How and Why Colleges Should Reform Student Evaluations

BY DAVID A. VAREL

When I was an undergraduate at a liberal arts college in the early 2000s, our student evaluations were all qualitative. We were asked to write short essays describing our experience in our courses—what worked, what didn’t, what could be improved. It was clear from this design that the chief audience was our professors, who would use them to create better courses.

colorful emoticons showing happy and sad expressionsThese days, evaluations have become increasingly caught up in the neoliberal model of education. They are more quantitative in nature, less substantive, and more clearly intended for administrators to justify actions towards faculty members regarding retention, promotion, and tenure.

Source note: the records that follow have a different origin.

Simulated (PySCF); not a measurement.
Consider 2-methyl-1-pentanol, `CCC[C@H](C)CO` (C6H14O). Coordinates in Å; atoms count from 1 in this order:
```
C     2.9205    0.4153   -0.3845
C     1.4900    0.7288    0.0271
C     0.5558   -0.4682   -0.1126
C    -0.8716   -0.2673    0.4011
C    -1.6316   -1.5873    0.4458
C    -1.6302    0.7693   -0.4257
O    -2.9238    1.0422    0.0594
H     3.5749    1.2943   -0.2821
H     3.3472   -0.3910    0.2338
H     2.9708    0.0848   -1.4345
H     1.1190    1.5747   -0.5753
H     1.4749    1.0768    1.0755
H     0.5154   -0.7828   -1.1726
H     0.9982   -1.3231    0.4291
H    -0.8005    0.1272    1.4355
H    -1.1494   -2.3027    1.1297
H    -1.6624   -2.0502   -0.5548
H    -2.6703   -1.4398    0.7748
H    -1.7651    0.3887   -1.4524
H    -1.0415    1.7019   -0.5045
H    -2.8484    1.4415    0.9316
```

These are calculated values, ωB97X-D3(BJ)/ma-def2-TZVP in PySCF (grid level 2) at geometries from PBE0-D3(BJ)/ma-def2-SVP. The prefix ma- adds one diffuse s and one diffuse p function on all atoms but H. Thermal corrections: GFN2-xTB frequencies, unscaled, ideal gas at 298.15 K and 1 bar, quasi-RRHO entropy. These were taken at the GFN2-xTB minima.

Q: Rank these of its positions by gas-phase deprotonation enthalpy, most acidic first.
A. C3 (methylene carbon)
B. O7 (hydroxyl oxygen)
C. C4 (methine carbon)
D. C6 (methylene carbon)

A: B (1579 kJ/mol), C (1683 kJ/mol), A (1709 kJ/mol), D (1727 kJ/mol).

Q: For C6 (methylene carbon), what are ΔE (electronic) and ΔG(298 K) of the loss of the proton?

This model fails instructors, and it fails our students. Luckily, some simple changes to the questions could better measure effective teaching, promote better instruction, and even undermine neoliberal education. Here’s how.

The worst evaluation questions are the most subjective ones: How would you rate the difficulty of this course? How would you rate the instructor’s effectiveness? How would you rate your overall experience in this course? Because no objective criteria exist for such questions, students create their own subjective criteria and responses. This is all wrong. These types of questions, furthermore, encourage students to view themselves as consumers assessing the “product” they received—indeed, they are eerily similar to surveys sent out to customers of major corporations.

Consider how more objective questions can reframe an evaluation around tangible qualities and teaching practices that are hallmarks of effective teaching. All of these can retain the quantitative component by having students rank-order their responses on a scale (like 1–4 or 1–6) regarding how much a professor practiced that particular technique. For instance, start with fundamental questions at the heart of any well-organized course:

  • Alignment: To what degree were assignments rooted in material covered in class? (1. not at all, 2. a little, 3. a significant amount, 4. a great deal)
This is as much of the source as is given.